USA Today
Resolved
By Jennifer Sander
Shhhhh. Listen carefully, can you hear it? That scratching sound … the sound of pen against paper. It might be a clicking keyboard at your house, or even the silence of a pen-based Palm Pilot.
Whatever the noise, all around the world folks are writing down their hopes and dreams for the year 2000 and beyond. How we want to look, where we want to go, the big things we want to achieve in life and in business. At this, the turn of a whole new century, even folks who never wrote resolutions down before are giving it a shot.
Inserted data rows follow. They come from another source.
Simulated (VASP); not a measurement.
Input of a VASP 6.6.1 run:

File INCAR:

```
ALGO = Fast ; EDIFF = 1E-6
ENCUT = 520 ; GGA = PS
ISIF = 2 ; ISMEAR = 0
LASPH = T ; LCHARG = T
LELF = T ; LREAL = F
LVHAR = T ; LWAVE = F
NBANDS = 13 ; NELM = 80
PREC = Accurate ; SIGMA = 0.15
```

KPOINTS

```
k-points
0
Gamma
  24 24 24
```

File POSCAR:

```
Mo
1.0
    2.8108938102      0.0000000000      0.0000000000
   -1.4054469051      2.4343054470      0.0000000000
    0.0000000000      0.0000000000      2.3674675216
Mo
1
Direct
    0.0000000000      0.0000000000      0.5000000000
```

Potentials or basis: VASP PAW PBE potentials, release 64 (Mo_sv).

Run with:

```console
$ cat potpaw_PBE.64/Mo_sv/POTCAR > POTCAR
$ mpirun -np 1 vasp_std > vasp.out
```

Dave Anderson of Insync Communications in Denver, Colorado admits that he isn’t really into making resolutions, but this year did seem like the one time he ought to give it a stab. On his own since September, he is looking forward to 2000 being his first full year in business as strategic marketing agency. Here is what he has resolved for the coming year:
“Continue to learn how to be a better, wiser, more innovative marketing consultant. I want to be as smart as my clients think I am.”
Responding to my request for “On Your Own” readers to post their New Year’s resolutions in cyberspace, here is K.C. Truby’s excellent resolution:
“I plan to concentrate my marketing and production effort on the 20% of my customers who make 80% of my profit. I will no longer spend valuable resources on low-value clients or expand into new markets when existing territories are not completely saturated. I expect this resolution to allow me to work less hours, have a lot more fun, and make more cash.”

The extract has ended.